For example, I have a string:
sentence = ['cracked $300 million','she\'s resolutely, smitten ', 'that\'s creative [r]', 'the market ( knowledge check : prices up!']
I want to remove the punctuation and replace numbers with the '£' symbol. I have tried this but can only replace one or the other when I try to run them both. my code is below
import re
s =([re.sub(r'[!":$()[]\',]',' ', word) for word in sentence])
s= [([re.sub(r'\d+','£', word) for word in s])]
s)
I think the problem could be in the square brackets?? thank you!
If you want to replace some specific punctuation symbols with a space and any digit chunks with a £
sign, you can use
import re
rx = re.compile(r'''[][!":$()',]|(\d+)''')
sentence = ['cracked $300 million','she\'s resolutely, smitten ', 'that\'s creative [r]', 'the market ( knowledge check : prices up!']
s = [rx.sub(lambda x: '£' if x.group(1) else ' ', word) for word in sentence]

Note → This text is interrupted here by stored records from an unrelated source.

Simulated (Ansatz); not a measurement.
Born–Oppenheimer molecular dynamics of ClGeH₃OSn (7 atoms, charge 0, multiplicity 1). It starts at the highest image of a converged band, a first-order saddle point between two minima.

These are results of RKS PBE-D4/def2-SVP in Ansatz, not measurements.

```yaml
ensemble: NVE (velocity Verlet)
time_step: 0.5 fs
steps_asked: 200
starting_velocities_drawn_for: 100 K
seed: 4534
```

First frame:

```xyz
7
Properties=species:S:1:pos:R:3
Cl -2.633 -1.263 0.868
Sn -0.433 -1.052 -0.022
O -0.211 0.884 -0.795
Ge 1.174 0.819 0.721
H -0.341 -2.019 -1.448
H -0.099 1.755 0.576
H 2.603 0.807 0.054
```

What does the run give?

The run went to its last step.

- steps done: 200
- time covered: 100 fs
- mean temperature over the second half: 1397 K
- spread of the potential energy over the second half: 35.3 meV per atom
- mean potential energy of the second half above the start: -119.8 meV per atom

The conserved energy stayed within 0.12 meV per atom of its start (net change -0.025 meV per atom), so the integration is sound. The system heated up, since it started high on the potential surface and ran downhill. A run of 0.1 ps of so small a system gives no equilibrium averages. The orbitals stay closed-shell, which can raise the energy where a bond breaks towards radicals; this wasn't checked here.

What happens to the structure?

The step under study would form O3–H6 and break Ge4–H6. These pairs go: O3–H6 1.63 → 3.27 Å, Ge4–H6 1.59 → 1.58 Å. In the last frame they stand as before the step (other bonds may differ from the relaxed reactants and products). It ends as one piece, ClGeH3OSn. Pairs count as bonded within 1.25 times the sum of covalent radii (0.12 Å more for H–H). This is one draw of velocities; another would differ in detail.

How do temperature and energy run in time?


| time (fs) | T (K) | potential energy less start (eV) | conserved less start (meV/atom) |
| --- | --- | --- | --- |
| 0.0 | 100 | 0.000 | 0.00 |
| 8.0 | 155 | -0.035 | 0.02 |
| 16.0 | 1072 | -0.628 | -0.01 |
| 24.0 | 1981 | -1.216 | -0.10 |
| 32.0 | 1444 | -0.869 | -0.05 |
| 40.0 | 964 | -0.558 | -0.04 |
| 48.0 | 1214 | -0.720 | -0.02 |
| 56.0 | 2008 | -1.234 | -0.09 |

print(s) # => ['cracked £ million', 'she s resolutely smitten ', 'that s creative r ', 'the market knowledge check prices up ']
See the Python demo.
Note where []
are inside a character class: when ]
is at the start, it does not need to be escaped and [
does not have to be escaped at all inside character classes. I also used a triple-quoted string literal, so you can use "
and '
as is without extra escaping.
So, here, [][!":$()',]|(\d+)
matches ]
, [
, !
, "
, :
, $
, (
, )
, '
or ,
or matches and captures into Group 1 one or more digits. If Group 1 matched, the replacement is the euro sign, else, it is a space.